Amazon claims that the shutdown on Tuesday of over one million websites who use the company’s web-hosting service was due to an employee “typo.”
“At 9:37AM PST, an authorized S3 team member using an established playbook executed a command which was intended to remove a small number of servers for one of the S3 subsystems that is used by the S3 billing process,” explained Amazon Web Services in a post on their website. “Unfortunately, one of the inputs to the command was entered incorrectly and a larger set of servers was removed than intended. The servers that were inadvertently removed supported two other S3 subsystems.”

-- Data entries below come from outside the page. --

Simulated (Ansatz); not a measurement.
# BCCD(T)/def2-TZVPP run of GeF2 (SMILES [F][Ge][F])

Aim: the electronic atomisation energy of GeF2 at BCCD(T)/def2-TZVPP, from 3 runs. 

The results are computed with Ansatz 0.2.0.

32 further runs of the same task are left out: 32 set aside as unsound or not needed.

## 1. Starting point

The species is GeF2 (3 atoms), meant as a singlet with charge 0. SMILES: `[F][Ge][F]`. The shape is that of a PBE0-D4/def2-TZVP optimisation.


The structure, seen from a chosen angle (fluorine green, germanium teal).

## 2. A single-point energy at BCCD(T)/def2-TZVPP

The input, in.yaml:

“We are making several changes as a result of this operational event. While removal of capacity is a key operational practice, in this instance, the tool used allowed too much capacity to be removed too quickly,” they continued. “We have modified this tool to remove capacity more slowly and added safeguards to prevent capacity from being removed when it will take any subsystem below its minimum required capacity level. This will prevent an incorrect input from triggering a similar event in the future. We are also auditing our other operational tools to ensure we have similar safety checks.”
Amazon finished off their post apologizing to those who were affected by the outage.
“Finally, we want to apologize for the impact this event caused for our customers. While we are proud of our long track record of availability with Amazon S3, we know how critical this service is to our customers, their applications and end users, and their businesses,” Amazon concluded. “We will do everything we can to learn from this event and use it to improve our availability even further.”
The outage on Tuesday affected several large sites, including Quora, Trello, Wix, Snap, and Alexa.
Some government agencies were also hit by the unexpected shutdown, as well as Isitdownrightnow.com — a service used to see what other sites are down.